Sprang forward... fell back on my reading, already.
Art and Madness: A Memoir of Lust without Reason
by Anne Roiphe
The title suggests a life of uncompromising passion and zeal. Indeed, “Moderation for most of us is a most unnatural condition ... I preferred to burn out like a brilliant firecracker,” declares American feminist writer and journalist Anne Roiphe, known for such novels as Up the Sandbox and Lovingkindness. Characteristically, Roiphe has kept up a prolific pace – one that has been likened to “following somebody through a revolving door” — having published seven novels and two memoirs in her four-decade career, while contributing essays and reviews to The New York Times, The New York Times Magazine, New York Magazine, and others. She was nominated for the National Book Award for her 1996 memoir Fruitful: A Memoir of Modern Motherhood.
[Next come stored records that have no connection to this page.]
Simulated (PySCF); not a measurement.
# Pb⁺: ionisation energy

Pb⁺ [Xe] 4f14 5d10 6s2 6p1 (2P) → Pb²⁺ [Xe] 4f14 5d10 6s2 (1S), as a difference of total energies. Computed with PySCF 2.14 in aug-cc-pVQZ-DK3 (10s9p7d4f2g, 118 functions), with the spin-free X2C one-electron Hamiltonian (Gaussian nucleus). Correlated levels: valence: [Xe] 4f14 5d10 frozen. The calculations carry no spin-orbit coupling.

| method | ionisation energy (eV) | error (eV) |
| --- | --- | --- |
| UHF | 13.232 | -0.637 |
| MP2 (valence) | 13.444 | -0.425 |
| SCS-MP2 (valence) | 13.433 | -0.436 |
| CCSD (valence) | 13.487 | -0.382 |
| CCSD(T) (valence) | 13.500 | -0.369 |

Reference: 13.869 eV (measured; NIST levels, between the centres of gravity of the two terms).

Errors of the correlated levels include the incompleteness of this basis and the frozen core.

With the brash, staccato prose in which she imbues Art and Madness: A Memoir of Lust without Reason, Roiphe fulfills the premise in her journalist daughter Katie’s foreword that "this book is the record of an idea as it moves through a life: the idea is the supreme and consuming importance of art." In this regard Roiphe couches her chronicle of bohemia and bonhomie during her lost years among the charismatic but coercive male literary and artistic icons of the late 1950s and 1960s – years as cocktail party candy, strewn from Park Avenue to the Hamptons, for the likes of George Plimpton, Terry Southern, Norman Mailer, Peter Matthiessen, William Styron, Larry Rivers, Jack Gelber, among others. Putting her ambitions of becoming a writer on hold, Roiphe married Jack Richardson, a promising playwright, typing his manuscripts and putting up with his promiscuity and drunkenness. She stayed with him for eight years, all the time – as “a free-thinking welter of contradictions, a never-say-die feminist who's absolutely nuts about children" — distressed about the kind of life she was giving her daughter.